# Live weight vs Hanging weight



## LoriH (Jan 12, 2014)

Philbert is just over 5 months old and by the weight tape around 115 lbs. Is there a general rule for the predictable hanging weight of a goat this size?


----------



## Crossroads Boers (Feb 19, 2011)

Hmmm... not sure. That would be interesting to know though. Hopefully somebody who has experience with on the hoof vs hanging weight can chime in.


----------



## nannysrus (Jun 21, 2014)

Can't help. Just wanted to say I LOVE the wattles!!!


Samantha

"5 minutes of fresh air is equivalent to 5 mg Valium"


----------



## Goats Rock (Jun 20, 2011)

I found a website for lamb hanging weight. http://colliefarm.wordpress.com/2012/12/24/the-math-of-live-weight-to-frozen-cuts-in-lamb/
I would think that goat would be very similar. Basically, you will end up with around 50-58% meat. (If I read the article correctly).


----------



## midlothianffa (May 5, 2013)

For our Ag/FFA chapter we had to take the quality counts test to be able to show I took it a couple years ago so I'm not real sure but you might be able to look it up online I know for sure it's on there 


Sent from my iPhone using Goat Forum


----------



## BoulderOaks (Sep 24, 2014)

Yes, lamb and goat tend to have the same carcass weight percentage. I would expect 50%


----------



## LoriH (Jan 12, 2014)

Thanks everyone. I am trying to be rational and intellectual about this but I am REALLY gonna miss this guy. First baby born to us here.


----------



## SalteyLove (Jun 18, 2011)

I know it can be tough! Just remember that by filling your freezer with meat from an animal that was raised very humanely, you avoid buying meat from sources that may not raise animals with the same kindness.


----------



## Jessica84 (Oct 27, 2011)

SalteyLove said:


> I know it can be tough! Just remember that by filling your freezer with meat from an animal that was raised very humanely, you avoid buying meat from sources that may not raise animals with the same kindness.

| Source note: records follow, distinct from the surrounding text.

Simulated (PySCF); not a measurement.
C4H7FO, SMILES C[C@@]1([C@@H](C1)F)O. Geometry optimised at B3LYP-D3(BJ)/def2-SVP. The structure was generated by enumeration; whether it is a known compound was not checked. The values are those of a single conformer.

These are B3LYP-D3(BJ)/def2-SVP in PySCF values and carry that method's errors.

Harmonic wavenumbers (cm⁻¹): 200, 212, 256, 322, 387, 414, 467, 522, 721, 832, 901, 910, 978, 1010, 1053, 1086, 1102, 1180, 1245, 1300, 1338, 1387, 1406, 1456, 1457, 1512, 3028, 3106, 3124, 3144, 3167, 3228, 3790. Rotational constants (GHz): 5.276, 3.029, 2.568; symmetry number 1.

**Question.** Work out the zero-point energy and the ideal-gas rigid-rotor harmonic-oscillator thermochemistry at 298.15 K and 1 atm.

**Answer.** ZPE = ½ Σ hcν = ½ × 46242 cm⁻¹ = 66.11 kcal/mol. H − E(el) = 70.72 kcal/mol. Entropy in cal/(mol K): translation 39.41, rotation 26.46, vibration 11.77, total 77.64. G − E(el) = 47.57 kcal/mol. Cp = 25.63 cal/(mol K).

Agreed!!! And you know his life was full of happiness from the start to end. A lot of animals don't get that and that's the only thing I pray my animals will get. Just to be taken care of and not know pain or neglect no matter how or why their life ends

Sent from my iPhone using Goat Forum


----------



## lovinglife (Jun 6, 2013)

And what an awesome thing it is to be able to raise your own food. Throw in a milk goat and you have meat and dairy covered, add a chicken and you have eggs, how awesome!


----------



## Goats Rock (Jun 20, 2011)

Next time, try not naming your intended freezer camp candidate. I've found that if they are not named,
you don't get as close to them and when it is "time", either to sell or ... It isn't quite as hard. I never name any buck kids
that are born here. They get good care, just not named or petted as often. (for my sake more than anything!).

He is a nice healthy looking boy!


----------



## sassykat6181 (Nov 28, 2012)

I took a boer in last week. Not sure what the live weight was....150# ish. Hanging weight was 74# and I brought home 52# meat


----------



## LoriH (Jan 12, 2014)

lovinglife said:


> And what an awesome thing it is to be able to raise your own food. Throw in a milk goat and you have meat and dairy covered, add a chicken and you have eggs, how awesome!


haa haa we have it all. Very thankful for goats, milk, chickens and turkeys too.


----------